At first, Francis seems to be enjoying the pomp and circumstance of his new position. The show has kept its luxuriantly crepuscular gloom. It’s all so terribly and portentously tasteful, isn’t it? Like an Ethan Allen showroom as shot by David Lynch. But the dagger-like badinage has seeped away. Francis still allows himself a few of those straight-to-the-camera asides early on: “You have to be a little human when you’re president.” But bit by bit those scenery chewing antics fall away. Instead of watching Francis plot and scheme all day and night, we see him poring over binders and speeches and policy papers. As Will Ferrell’s Dubya had it: “Presidenting is hard.” If being majority whip for the House of Representatives left him with so much more time on his hands, maybe the show actually has a handle on why Congress never gets anything done.
The challenge to accomplish something isn’t, of course, the sort of thing that Francis will take lying down. The season has him running up against one legislative or political roadblock after another only to knock each of them aside with a last-minute wily maneuver. House of Cards has never pretended to be a fictional kind of C-SPAN, or even as realistic as the surprisingly on-the-nose Veep. But still, Francis’ ability to even briefly get away with quasi-fascist moves like using the Stafford Act (which allows the president to declare emergencies) to raid the FEMA budget for his America Works program (unemployment is an emergency, after all) barely passes the straight face test. The more ludicrous the show’s real-world inventions, the harder it becomes to swallow its baroque interpersonal dramas.

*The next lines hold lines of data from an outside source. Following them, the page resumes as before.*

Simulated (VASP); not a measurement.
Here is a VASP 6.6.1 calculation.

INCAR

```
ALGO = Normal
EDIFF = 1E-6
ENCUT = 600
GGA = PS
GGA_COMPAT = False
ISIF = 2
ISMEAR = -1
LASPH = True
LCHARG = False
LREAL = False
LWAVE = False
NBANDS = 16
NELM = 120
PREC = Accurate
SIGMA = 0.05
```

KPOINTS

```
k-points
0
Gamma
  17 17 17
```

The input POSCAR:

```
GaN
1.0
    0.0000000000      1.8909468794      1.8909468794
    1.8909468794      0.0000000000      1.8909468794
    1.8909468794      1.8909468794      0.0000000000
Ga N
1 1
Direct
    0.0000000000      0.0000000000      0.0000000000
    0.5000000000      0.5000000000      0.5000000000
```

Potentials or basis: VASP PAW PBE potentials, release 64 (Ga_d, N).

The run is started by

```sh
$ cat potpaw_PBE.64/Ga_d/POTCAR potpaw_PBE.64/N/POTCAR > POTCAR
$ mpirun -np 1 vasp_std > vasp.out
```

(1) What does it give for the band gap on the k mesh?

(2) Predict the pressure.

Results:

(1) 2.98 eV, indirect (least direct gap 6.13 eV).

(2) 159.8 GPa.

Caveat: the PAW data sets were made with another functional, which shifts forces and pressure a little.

Spacey’s Francis was always something of a cornpone Richard III, without the hump or as deep a sadistic streak. But we knew about his villainy for the most part because he always told us about it directly in the asides. In this season, the show stops having Francis talk straight to us about his evil plotting (he uses those asides now mostly to kvetch). Instead, he does things like urinate on his father’s gravestone or spit on a crucifix to illustrate his evil intentions. If the show is going to keep Francis bending toward the tyrannical, it’ll have to do better than that.